Despite Pressure, FAAWon't Require Airplane Baby Seats

Parents may bring seats, but at extra cost

MORE than 4 million infants fly each year on United States airlines, but the Federal Aviation Agency has just ruled it will not require carriers to provide safety seats for them. The rule went into effect yesterday.

The National Transportation Safety Board, the Association of Flight Attendants, and the Air Transport Association had been recommending that the FAA require the safety seats be provided by all carriers for children under two.

The FAA did stipulate, however, that carriers must allow parents to bring safety seats onto flights - but at an extra fare, unless a free seat happens to be available. Until now, the practice had been that safety seats were usually allowed, and always at an extra fare.

If the parent chooses to forego the extra cost and hold the baby instead on the parent's lap, there is virtually no secure restraint.

Rep. Jim Lightfoot (R) of Iowa, an experienced pilot, is the author of a bill that would require the FAA to implement child restraints on aircraft. "I am a pilot and don't think a lot of people have an appreciation for the forces at play, that it is physically impossible to hold onto a child in a mid-flight crisis." He cites an instance in his own state, Iowa, in l989 when a United Airlines flight crash killed 112 persons, among them a 23 month old baby carried in his parents' arms. Authorities at the sc ene said the baby might have survived if it had been in a safety seat.

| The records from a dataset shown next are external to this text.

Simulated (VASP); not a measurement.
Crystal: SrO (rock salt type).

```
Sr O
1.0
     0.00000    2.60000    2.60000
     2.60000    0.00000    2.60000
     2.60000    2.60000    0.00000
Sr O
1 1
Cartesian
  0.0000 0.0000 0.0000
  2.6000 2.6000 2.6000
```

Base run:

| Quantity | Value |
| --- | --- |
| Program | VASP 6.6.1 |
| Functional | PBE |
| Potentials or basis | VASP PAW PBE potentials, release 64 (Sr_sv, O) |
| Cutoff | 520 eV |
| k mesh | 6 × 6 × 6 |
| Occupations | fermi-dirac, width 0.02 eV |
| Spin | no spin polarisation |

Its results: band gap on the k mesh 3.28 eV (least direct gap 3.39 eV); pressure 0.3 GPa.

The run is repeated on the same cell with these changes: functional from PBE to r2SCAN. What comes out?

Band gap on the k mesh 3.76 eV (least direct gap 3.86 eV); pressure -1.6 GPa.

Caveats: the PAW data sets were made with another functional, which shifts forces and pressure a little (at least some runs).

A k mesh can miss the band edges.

"It's one of the things to me that's contradictory in the FAA position," Rep. Lightfoot says. "Virtually everything that goes on a plane has to be tied down. ... It just seems like, if every state in the union has decided this is a smart thing to do when you're going 50 miles an hour, it's a smart thing to do when you're going 500 miles an hour." A baby in flight "ought to have the same [protections] as an adult ... as far as I'm concerned. They're basically a projectile, in that kind of situation."

In the face of professional demands for mandatory safety seats, why has the FAA remained so adamantly opposed? Lightfoot suggests, "Well, the FAA is in a rather unique quandary in that they're charged with aviation safety but at the same time they're supposed to promote aviation commerce. And this is not an untypical reaction when new ideas are proposed to the FAA."

While the FAA has figures on the four million children under two who fly each year, there are no figures available on the number of small children injured or killed under the present system. But that is not surprising when the way these most vulnerable of flyers are counted is explained: They are not counted as individual children unless they have a paid-for seats.

As Lightfoot explains, "If you go on a ride and your baby goes with you [on the lap], then that child is not counted as part of the package but is flying free. The airlines do that for their own protection. No one has ever compiled all the statistics together."

Fred Farrar, a spokesman for the FAA, says: "We're as interested as anyone else in protecting little children. We're concerned about the safety of infants, also, which is why we took the action [always permitting safety seats] we did.

"A person or family who has a child restraint system and wants to use it on airlines 9 times out of 10 have to pay for an extra airline seat. ... Airlines do not give away seats, and [since] the parents of infant children are more likely than not to be young adults, and do not have a great deal of money, the added cost of buying an airline seat could well force them into traveling by automobile rather than by air."

"Autos are statistically less safe than airlines. That being the case, other family members are exposed to a greater degree of danger than if they had gone by air. We're not charged with highway safety, but we do have a concern, if we were to adopt a regulation, what the effect would be on the safety of the people involved," Mr. Farrar says.

"About 50,000 people a year are killed in highway accidents and, for l991, 62 people were killed in airline accidents. The regulations we have adopted [say] bring it aboard, pay for another seat. The regulations we have adopted are aimed at airlines. If parents want to bring a child restraint system aboard, the airlines must let them do it. We have stated our position."

Lightfoot says, "The FAA is just a big old bureaucracy that is tough to move. They have said they don't want to move, and the way to move 'em is to get this bill passed."

The bill will be reintroduced when Congress convenes next year.